Query ATC classifications (level 1) from the atc_classification and molecule_atc_classification tables. ATC level annotations for the same parent_molregno are combined into one description that concatenates all descriptions sorted alphabetically into one string with ‘ | ‘ as a separator.

Parameters:

chembl_con (sqlite3.Connection) – Sqlite3 connection to ChEMBL database.

Returns:

Pandas DataFrame with ATC annotations in ChEMBL.

Return type:

pd.DataFrame

add_chembl_compound_properties.get_chembl_properties_and_structures(chembl_con: Connection) DataFrame[source]

Get compound properties from the compound_properties table (e.g., alogp, #hydrogen bond acceptors / donors, etc.). Get InChI, InChI key and canonical smiles.

Parameters:

chembl_con (sqlite3.Connection) – Sqlite3 connection to ChEMBL database.

Returns:

Pandas DataFrame with compound properties and structures for all compound ids in ChEMBL

Return type:

pd.DataFrame

add_chembl_compound_properties.get_first_publication_cpd_date(chembl_con: Connection, limit_to_literature: bool) DataFrame[source]
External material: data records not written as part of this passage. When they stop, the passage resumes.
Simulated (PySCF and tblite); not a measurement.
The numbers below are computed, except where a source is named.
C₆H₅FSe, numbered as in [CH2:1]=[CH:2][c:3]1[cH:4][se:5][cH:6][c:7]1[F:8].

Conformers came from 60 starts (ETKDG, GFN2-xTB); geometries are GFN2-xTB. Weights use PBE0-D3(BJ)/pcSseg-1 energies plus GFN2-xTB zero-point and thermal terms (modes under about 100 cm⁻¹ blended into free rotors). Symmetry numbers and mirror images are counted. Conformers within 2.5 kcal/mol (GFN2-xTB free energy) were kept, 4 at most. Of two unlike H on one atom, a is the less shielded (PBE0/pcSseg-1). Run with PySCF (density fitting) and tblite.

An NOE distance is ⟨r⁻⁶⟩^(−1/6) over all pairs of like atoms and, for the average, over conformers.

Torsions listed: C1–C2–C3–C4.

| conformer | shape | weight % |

Query and calculate the first publication of a compound based on ChEMBL data (column name: first_publication_cpd). If limit_to_literature is True, this corresponds to the first appearance of the compound in the literature according to ChEMBL. Otherwise this is the first appearance in any source in ChEMBL.

Parameters:
  • chembl_con (sqlite3.Connection) – Sqlite3 connection to ChEMBL database.

  • limit_to_literature (bool) – Base first_publication_cpd on literature sources only if True.

Returns:

Pandas DataFrame with parent_molregno and first_publication_cpd from ChEMBL.

Return type:

pd.DataFrame